The result? We are gradually teaching young people corruption under the guise of compassion.
Just look at the numbers. According to the National Center for Education Statistics, 18 per cent of male and 22 per cent of female college undergraduates report having a disability. Among non-binary students the figure jumps to 54 per cent. The figures are especially striking at elite universities.
Writing in The Atlantic, Rose Horowitch reported that more than 20 per cent of undergrads at Brown University and Harvard University were registered as disabled. At Amherst College the figure exceeded 30 per cent. At Stanford it approached 40 per cent. The rise is sharpest at the most selective schools, with only 3 to 4 per cent of students receiving accommodations at community colleges.

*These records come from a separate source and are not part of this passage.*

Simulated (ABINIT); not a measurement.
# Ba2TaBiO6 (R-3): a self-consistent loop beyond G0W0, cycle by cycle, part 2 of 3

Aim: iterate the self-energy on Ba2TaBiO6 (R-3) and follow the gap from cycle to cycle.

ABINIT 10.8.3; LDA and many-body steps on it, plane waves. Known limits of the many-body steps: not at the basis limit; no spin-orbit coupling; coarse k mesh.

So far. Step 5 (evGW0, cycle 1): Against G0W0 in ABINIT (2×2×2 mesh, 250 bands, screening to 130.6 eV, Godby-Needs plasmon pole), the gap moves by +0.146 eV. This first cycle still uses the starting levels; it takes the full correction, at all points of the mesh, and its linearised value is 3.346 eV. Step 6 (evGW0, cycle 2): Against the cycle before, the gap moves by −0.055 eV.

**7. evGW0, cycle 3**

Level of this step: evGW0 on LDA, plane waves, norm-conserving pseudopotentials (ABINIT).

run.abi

In her piece, Johnson argued that anyone who did not cheat was putting themselves at a disadvantage. “Stanford has made gaming the system the logical choice,” she wrote. “The students are not exactly cheating and if they are, can you blame them?” Yes, you can.
Something has shifted about American attitudes towards rules, especially among members of Gen Z. A 2020 survey from the American Enterprise Institute found that relative to older adults, young people are less likely to agree with the statement: “It is more important to always follow the rules even if it means you may be less successful.” At the same time, young people are more likely to say it is acceptable to get ahead even if it requires bending or breaking the rules. The trend points towards a lower-trust society, where rules are seen less as shared guardrails and more as inconvenient obstacles to work around.